For a while I’ve been keen to learn how to use the Twitter API to scrape tweets. In this post I’ll do some basic sentiment analysis on tweets I scraped during the Monday 20/4 airing of QandA, an Australian current affairs panel show which has become infamous in Australia for its lively Twitter feed.
The panel for this program consists of five people, together with the host Tony Jones. The panel this episode consisted of
- Derryn Hinch, a journalist and former radio personality who is famous for his outspoken views on child molestation rings (he has often defied court orders against naming child abusers)
- Andrew Robb, a member of the current conservative government who is the minister for trade and investment
- Anna Burke, a member of the centre-left opposition who used to be the house speaker
- Dave Hughes, a popular comedian
- Jane Burns, CEO of a research group that studies how technology affects the lives of young people
As the program is political in nature, the ABC usually provides a breakdown of the political identifications of their audience, and attempts to make this breakdown as similar as possible to the true voting intentions of the Australian public.

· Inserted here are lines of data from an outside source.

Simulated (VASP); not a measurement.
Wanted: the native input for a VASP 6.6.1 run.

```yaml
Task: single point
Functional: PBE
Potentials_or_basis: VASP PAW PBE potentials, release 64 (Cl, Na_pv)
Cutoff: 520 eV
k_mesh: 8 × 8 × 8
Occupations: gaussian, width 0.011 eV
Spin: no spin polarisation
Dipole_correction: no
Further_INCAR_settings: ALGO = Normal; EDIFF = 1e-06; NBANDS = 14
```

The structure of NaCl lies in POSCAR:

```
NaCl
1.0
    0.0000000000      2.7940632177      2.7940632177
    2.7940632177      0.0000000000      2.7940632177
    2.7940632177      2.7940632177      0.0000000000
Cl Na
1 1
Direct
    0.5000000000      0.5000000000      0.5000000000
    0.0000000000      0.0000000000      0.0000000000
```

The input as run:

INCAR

Sentiment analysis using out-of-the-box tools
I wanted to try and assess the political leanings of the Twitter users using the hashtag #QandA during the episode’s broadcast. This required a number of steps.
1. Scraping Twitter for tweet data
Twitter has a very usable API and there’s a great Python package called tweepy
that allows you to automate everything using a Python script. I fiddled around with the default tweepy script to scrape the Twitter stream live for a certain search term, using the term QandA
, and to write the output to a text file. The free API is limited to only providing 1% of the Firehose (Twitter’s in house term for the live feed of all tweets), but since Q&A only get around 20 000 tweets per episode, there’s no way this data is going to exceed 1% of the 6000 tweets per second in the Firehose. So I set the script to run from 9.20PM to 11:00PM AEST on Monday April 20 and saved only the body text of all tweets using the hashtag (one interesting thing I learned is what a big-name hashtag looks like after the mainstream traffic has disappeared. When the show isn’t broadcasting, #QandA is a whole bunch of hideous homophobic propaganda).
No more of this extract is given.